But without a global carbon levy on bunker fuel, "it doesn't happen"

iStock image of hydrogen pipeline concept
iStock

Published May 24, 2023 9:55 PM by The Maritime Executive

In a new white paper released Tuesday, shipping executives at commodities trading house Trafigura argued that incentivizing a transition to zero-carbon marine fuels would not only help meet emissions targets - it would also create new economic opportunities in the Global South, where abundant renewable potential could be tapped to make e-fuels like green methanol and green ammonia. 

Trafigura's analysis determined that Asia, South America and Africa have potential to produce abundant quantities of electrofuels. Argentina, Brazil, Chile, Colombia, Egypt, India and Morocco are particularly well-positioned for manufacturing green hydrogen, the building block of the electrofuel economy. 

However, shipping as a whole is far from on track for creating a market for that fuel. Based on a business-as-usual trajectory, total emissions should roughly triple by 2050. If energy efficiency measures are implemented, emissions would still double by midcentury. 

To get to a point where green bunker fuel is made and used at scale, Trafigura argues, the IMO will need to enact substantial carbon policy measures. While peripheral adjustments in the rules will help, the main tool would have to be the most controversial option available - a global carbon levy. Even the cheapest electrofuels from the most cost-efficient markets (in the Global South) will be twice as expensive as VLSFO, Trafigura predicts. At that price, they would have a hard time competing with fuel oil unless IMO taxes bunker fuel and uses the proceeds to subsidize green fuel.  

Green corridors, regional (EU) regulation and voluntary uptake will all help, but "only IMO regulation can ensure global participation in shipping decarbonization," the authors argued - and only global uptake would be enough to spin up a green-hydrogen industry across the developing world. 

“Delaying action will only add to the eventual cost of decarbonisation. The IMO needs to decisively move forward to tackle the shipping industry’s emissions and start the journey to a sustainable and resilient future,” said Rasmus Bach Nielsen, Global Head of Fuel Decarbonization at Trafigura and co-author of the whitepaper.

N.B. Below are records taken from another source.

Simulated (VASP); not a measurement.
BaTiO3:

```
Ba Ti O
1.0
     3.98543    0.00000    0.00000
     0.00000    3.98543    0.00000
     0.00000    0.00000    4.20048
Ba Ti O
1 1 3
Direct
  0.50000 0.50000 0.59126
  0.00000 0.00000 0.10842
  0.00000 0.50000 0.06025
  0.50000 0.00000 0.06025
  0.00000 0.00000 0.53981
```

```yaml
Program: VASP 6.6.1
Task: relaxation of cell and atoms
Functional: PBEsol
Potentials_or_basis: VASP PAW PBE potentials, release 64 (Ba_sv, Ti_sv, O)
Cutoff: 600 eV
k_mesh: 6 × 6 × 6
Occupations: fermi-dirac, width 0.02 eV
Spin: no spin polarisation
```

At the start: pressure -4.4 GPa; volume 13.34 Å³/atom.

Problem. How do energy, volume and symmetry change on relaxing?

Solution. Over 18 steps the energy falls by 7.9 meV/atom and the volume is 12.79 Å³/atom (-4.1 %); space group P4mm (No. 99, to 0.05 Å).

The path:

Trafigura first called for a levy in 2020, when it suggested a carbon price in the range of $250-300 per tonne CO2 (about $750-900 per tonne bunker fuel). This is among the highest proposed taxes yet published, and it would more than double the current price of conventional bunkers - closing the gap with green-fuel pricing. 

The cheapest production potential for green fuels is in locations with the best renewable-power resources, and many of those sites exist in developing nations. In select sites in the Global South, high-wattage wind and solar could produce electrofuels at a cost in the range of $750 per tonne, Trafigura estimates. This is much less expensive than the expected production cost in Europe, where it would be about $1,200-1,500 per tonne. 

Sub-Saharan Africa could be the biggest winner in an energy shakeup. Its maximum green-fuel production potential is equal to that of Australia, the Middle East and South America combined. Between all of these four regions, there is enough renewable-power potential available to fuel shipping 100 times over, Trafigura concluded - if the right carbon policies are enacted at IMO. And if the industry is to spool up to meet a five percent green-fuel target by 2030 - a realistic goal, according to Nielsen - that carbon policy would have to be enacted by 2025, putting pressure on IMO MEPC 80 this summer. 

"If you can summarize it, it's not a technology problem; the potential [fuel] supply is there; we believe that the demand is there in order to meet Paris [Agreement]; the financing is there; so what's missing is the consensus on carbon pricing," said Margaux Moore, head of energy transition research at Trafigura. "We do need a price on carbon in order to support the adoption of these low-carbon fuels. Without it, it doesn't happen."